August 31, 2018
Conservation Legacy's Great Appalachian Valley Conservation Corps (GAVCC) began work in the Monongahela in the Spring of 2018, kickstarting a 2-year-long partnership between GAVCC and the US Forest Service. Crews have contributed over 3,000 hours of hard work on this project.
The Monongahela National Forest lies within the Alleghany Mountains of West Virginia and protects over 900,000 acres of federally owned land, 100,000 of which is designated wilderness. Red spruce, balsam fir, and mountain ash trees thrive here, and if you know where to look, you can find pristine stands of old growth forest deep within the mountains. The Monongahela was established following massive deforestation during the late 19th and early 20th centuries, which in part contributed to the drastic reduction of white tailed deer in the area. The deer were almost completely eradicated, but gradually returned to healthy population size after the forest was protected.
The goal is to repair the infrastructure of multiple trails within the forest, primarily along Tea Creek, which were severely damaged by flooding. This area was given "ERFO" (Emergency Relief for Federally Owned Roads Program) funding through the Department of Transportation. Crews are re-routing unsustainable sections, building new tread, constructing bridges, and implementing highline rigging to do large-scale rockwork.
In early July GAVCC Crew 114 was doing rock work to repair a washout on a trail with the help of a griphoist to move large boulders, redirecting an unsustainable section, and generally getting really, really muddy.
After work, they hung out around a modest campfire and talked about everything from dungeons and dragons, to James Brown, to whether a bear might be attracted by the mutton they'd cooked earlier, which was provided courtesy of Program Director and GAVCC Founder Zach Foster.
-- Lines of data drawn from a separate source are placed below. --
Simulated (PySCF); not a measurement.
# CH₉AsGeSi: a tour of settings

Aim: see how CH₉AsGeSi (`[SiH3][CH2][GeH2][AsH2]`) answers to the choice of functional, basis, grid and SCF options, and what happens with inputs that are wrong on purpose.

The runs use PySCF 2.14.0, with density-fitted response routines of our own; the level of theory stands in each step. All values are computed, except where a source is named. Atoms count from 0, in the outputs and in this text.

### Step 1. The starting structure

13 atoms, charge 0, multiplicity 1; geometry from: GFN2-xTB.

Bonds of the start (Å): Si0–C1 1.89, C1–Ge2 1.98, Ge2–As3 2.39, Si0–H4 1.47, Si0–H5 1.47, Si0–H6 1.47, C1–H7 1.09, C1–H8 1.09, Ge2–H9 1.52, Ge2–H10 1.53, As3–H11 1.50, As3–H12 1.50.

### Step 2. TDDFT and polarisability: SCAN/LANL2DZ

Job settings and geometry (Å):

"When we do this work, we use griphoists to move large rocks that would be difficult to move without mechanical assistance," explained GAVCC's Development and Training Coordinator Robbie Pullen. "We anchor the pulley to one tree and run the highline out past where the rock is that we want to move. We then attach the rocks to the highline, and when it is pulled tight, the boulder is lifted into the air. The use of a griphoist is important because it allows us to do heavy rock work without damaging the earth or the potentially fragile ecosystems that we work in."
GAVCC Crews will continue to work in the Monongahela for the next several years.